Last night was stormy, with rare rumbles of thunder and flashes of lightning. Appropriately, I was listening to “Raymond Chandler Evening” in a live-stream concert by Robyn Hitchcock:

It’s a Raymond Chandler Evening
And the pavements are all wet
And I’m lurking in the shadows
‘Cause it hasn’t happened yet

That took me to the BBC radio adaptations of Chandler that I’ve been meaning to try, as a break from the Three Pines adaptation of The Cruellest Month. I’m re-reading Penny’s novel while drafting a section of a chapter, and I like the book a lot. The adaptation, conversely, is both loose and awkward despite its good intentions. More about this on April 1, as well as some Eliot and Chaucer. Writers greet spring, and April, in different moods.

The mood in noir begins and ends in cynical disillusion. I can’t think of many Canadian women writers who have created noir novels, with the exception of the versatile, Vancouver-based Silvia Moreno-Garcia and Untamed Shore. It has all the emphasis on weather and place, bored rich people, and simmering intrigue of the genre. The Big Sleep is my favourite of the Chandler film adaptations, unless we count Double Indemnity; Chandler worked on the screenplay, based on James M. Cain’s novel, alongside Billy Wilder.

Toby Stephens is a credible Marlowe, and American, in the BBC radio version. A lot of the narration and dialogue is verbatim, and the quips rain down, but there’s some excision of bluer passages. We get the General’s line about orchids being too akin to the flesh of men, but we don’t hear his cruder follow-up observation that “their perfume has the rotten sweetness of a prostitute.”

This judicious editing is in line with Chandler’s own challenge, of adapting two short stories into a novel. The screenwriters (who included William Faulkner!) had to shape his story as well, into a film that would pass muster with censors during the Hays Code era. According to a BBC piece, “there were various scandals that Marlowe uncovers that had to be fudged to get past the censors: gay relationships and pornography are alluded to in the vaguest possible terms.”
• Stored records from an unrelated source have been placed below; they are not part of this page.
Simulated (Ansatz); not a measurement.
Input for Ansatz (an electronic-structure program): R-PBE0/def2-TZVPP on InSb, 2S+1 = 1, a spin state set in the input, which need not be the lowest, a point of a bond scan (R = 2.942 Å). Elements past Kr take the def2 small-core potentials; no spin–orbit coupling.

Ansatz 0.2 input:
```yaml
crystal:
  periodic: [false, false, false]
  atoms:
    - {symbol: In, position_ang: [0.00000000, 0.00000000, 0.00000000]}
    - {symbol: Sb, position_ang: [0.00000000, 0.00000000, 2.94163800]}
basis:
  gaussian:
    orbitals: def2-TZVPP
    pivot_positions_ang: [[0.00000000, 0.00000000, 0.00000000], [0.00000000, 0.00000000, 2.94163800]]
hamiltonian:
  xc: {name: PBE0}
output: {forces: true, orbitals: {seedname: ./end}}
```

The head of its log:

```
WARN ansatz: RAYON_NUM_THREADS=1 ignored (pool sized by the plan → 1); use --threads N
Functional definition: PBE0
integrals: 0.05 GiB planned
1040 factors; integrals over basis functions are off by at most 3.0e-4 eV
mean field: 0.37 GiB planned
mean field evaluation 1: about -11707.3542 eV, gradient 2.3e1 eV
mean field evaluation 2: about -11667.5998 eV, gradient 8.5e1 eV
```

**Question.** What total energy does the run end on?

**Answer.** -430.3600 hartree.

The same article goes on to note that this is a famously confusing plot, with Bogart and Bacall’s chemistry carrying rapturous viewers past the gaps in storytelling. Sticking to Marlowe’s limited perspective, when he’s so frequently in the dark, creates further challenges. There’s also an unexplained death–murder or suicide? Beats moi, said Chandler, when Howard Hawks made inquiries.

As always in Chandler, the women are thinly sketched in, with emphasis on their obvious charms. A bookstore employee “got up slowly and swayed towards me in a tight black dress that didn’t reflect any light. She had long thighs and she walked with a certain something I hadn’t often seen in bookstores.”

Scottish writer Denise Mina penned a terrific piece on her own work, following in Chandler’s problematic noir footsteps. She condemns “his liberal use of racial slurs, his portrayal of people of color and homosexuals as grotesque caricatures and the fact that his work is suffused with misogyny. It takes a strong stomach to read a story in which a woman needs a slap to calm her down.” But she points out that he can’t just be dismissed, either. And there are interesting ways to take his tropes and revise them, from a female and even feminist perspective.

The dated stereotypes, though, can make roles challenging to play. How much parody to inject? While the actor playing the giggly Carmen is more coy than required, the other performers in the BBC adaptation demonstrate some restraint. This is a brisk radio-play take on the novel, and it mostly works.

I’ve been quietly pursuing a scheme to adorn Victoria with more historical plaques, and one of my nominees is Chandler. He spent time here, improbably, when he joined the Canadian Overseas Forces to fight on behalf of Britain. He became a member of the Highlanders, “one of the ‘picturesque kiltie regiments’”, and did his basic training at Willows near the beach and then-fairgrounds. In Europe he saw front line action, was promoted to sergeant, and suffered a concussion from a mortar shell. Then he survived two bouts of Spanish Flu. He was ultimately discharged in early 1919 in Vancouver, and made his way back to San Francisco via Victoria.

“If I called Victoria dull [in a preceding letter], it was in my time dullish as an English town would be on a Sunday, everything shut up, churchy atmosphere and so on. I did not mean to call the people dull. Knew some very nice ones.” Alas, we don’t seem to have inspired any of his fiction. Nice people generally don’t beguile writers.